4Greek Statues Were Brightly Painted and Kind of Stupid Looking
Quick, what do you picture in your head when we say, "Ancient Greece"? If you're like most people you either picture lots of dudes standing around in togas, or white marble statues with no pupils in their eyes:
"Colorful clothes are for gangbangers and homosexuals."
Those ornate statues made of pure white marble, depicting the austere beauty and power of epic gods and heroes, have made quite an impression on history. Renaissance sculptors carved their own marble statues based on the belief that that's how the ever wise Greeks did things.
Ancient Greece looked more like someone crashed their LGBT pride parade into a Mardi Gras Festival.
Recent studies using the awesome powers of lasers and shit (no, seriously!) have found that once completing the iconic marble statues and buildings we know today, the Greeks covered them head to toe in bright primary colors. Greek sculptors worked together with painters to come up with psychedelic patterns and colors to make their statues and buildings pop.

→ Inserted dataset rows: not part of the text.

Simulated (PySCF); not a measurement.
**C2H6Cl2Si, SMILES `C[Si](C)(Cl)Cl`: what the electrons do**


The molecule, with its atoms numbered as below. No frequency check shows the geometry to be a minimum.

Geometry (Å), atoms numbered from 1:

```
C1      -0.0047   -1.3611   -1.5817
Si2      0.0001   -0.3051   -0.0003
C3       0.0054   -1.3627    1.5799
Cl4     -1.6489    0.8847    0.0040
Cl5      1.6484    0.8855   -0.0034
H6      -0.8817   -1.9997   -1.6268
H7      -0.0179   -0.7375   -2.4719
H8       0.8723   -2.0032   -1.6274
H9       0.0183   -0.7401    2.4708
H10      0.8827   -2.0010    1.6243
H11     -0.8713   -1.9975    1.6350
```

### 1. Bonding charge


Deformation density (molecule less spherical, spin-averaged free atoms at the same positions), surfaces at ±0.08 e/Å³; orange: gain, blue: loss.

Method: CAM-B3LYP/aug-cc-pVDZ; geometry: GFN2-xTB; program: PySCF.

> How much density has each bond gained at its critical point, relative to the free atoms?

So in the midst of all that theorizing and philosophizing, the Greeks were also really focused on making sure their day to day life looked like the album cover of Magical Mystery Tour. Oh, and you know the iconic Parthenon? Based on the way buildings were painted back then, it was most likely an eye-searing mash of bright yellow, red and blue.
Why We Picture it Wrong:
As years passed, like with the Pyramids, the primitive paint used on the statues chipped and wore off, so when they were rediscovered by later civilizations, they appeared in their all white form. And frankly people just liked the idea of the all white marble look.
Even so, archaeologists knew that the statues used to be painted, since there were ancient records showing people painting the damned things. However, people simply preferred to display the plain white statues, since they looked more like something made by the founders of Western civilization should look like, in the minds of many scholars. Pure, clean, capturing the shape and essence of scientific accuracy and artistic beauty--whereas the painted versions kinda looked like something you might have made during middle school art class.
3Nobody Dressed How You Think They Dressed
So already it's pretty clear that if we don't have photos laying around of the historical period in question, we're basically just guessing. And that's interesting considering how many figures from the distant past we think we have a perfectly clear image of. For instance, ninjas looked like this:
Vikings looked like this:
And as anyone who's ever attended a Thanksgiving event at an American grade school knows, pilgrims looked like this:
The ninja outfit is ridiculous, if you think about it. If you're an assassin and your job is to blend in, you don't do that by dressing in a black bodysuit that screams "ninja" from a mile away. So, they dressed like normal people--workers, monks, merchants, basically anything that looked as un-ninja as humanly possible was the perfect disguise. This way, they could sneak around unnoticed, day or night.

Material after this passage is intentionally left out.